Moreover though, there's just a fairly big problem with how Okumura himself is handled as a villain. Unlike everyone else so far, you don't get to see much of his abuses in the real world. You do get to see him treating Haru herself like a tool with that arranged marriage she's being forced into, and that's certainly some powerful stuff, but his Palace focuses on his abuses of his workers and how that fuels his political ambitions, and you never see any of that in the real world directly. Sure, by that point you know that what the Palace shows pretty accurately resembles what the ruler is up to in the real world, but still, moments like finding that conveyor belt dumping the bodies of burned-out robots representing his workers into an incinerator to fuel the Palace would be so much more powerful if you'd, say, had to investigate Big Bang Burger in advance, or had a school trip to one of his factories, and found out about the workers being forced to work unpaid overtime or having crazy short lunch breaks, like other parts of the Palace imply are also happening. Or, alternatively, the Palace could've had at least one portion that did emphasize his treatment of Haru specifically, rather than everything being so focused on his businesses - as-is there's that mini-boss fight with the cognitive version of her fiance, and that's it.

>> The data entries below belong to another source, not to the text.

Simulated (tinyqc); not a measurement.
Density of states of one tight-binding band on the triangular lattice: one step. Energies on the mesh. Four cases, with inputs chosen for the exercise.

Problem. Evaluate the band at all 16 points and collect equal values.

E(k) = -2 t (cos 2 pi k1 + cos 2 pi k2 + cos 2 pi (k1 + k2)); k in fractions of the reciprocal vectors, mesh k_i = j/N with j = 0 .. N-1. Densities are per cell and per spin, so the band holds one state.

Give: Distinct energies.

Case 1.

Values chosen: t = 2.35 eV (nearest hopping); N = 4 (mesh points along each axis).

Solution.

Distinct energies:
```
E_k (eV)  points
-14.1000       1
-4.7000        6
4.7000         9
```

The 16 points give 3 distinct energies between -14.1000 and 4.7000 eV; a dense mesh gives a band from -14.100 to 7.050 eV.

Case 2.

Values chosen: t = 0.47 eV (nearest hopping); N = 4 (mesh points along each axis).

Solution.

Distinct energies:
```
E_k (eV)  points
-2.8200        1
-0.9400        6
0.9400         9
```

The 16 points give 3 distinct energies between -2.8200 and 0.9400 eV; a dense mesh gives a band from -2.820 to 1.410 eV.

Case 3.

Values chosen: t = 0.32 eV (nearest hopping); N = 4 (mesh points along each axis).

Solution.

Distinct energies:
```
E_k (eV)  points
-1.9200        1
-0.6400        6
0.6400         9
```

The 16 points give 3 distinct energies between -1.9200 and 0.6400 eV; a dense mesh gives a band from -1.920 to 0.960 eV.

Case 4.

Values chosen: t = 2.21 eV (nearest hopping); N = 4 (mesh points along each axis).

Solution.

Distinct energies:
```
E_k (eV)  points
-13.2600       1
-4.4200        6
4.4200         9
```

All of it just kind of leaves this part of the game vaguely unsatisfying compared to the first four Palaces, and if memory serves that continues on through the end from here. I was hoping that a re-run years after having played the game the first time might lead me to be happier with this part of the game, but so far, not so, sadly. Maybe things will improve as I hit parts that are more changed - I know there's a whole additional section that's been added to the game after the original ending, so I have some hopes for that, but we'll see.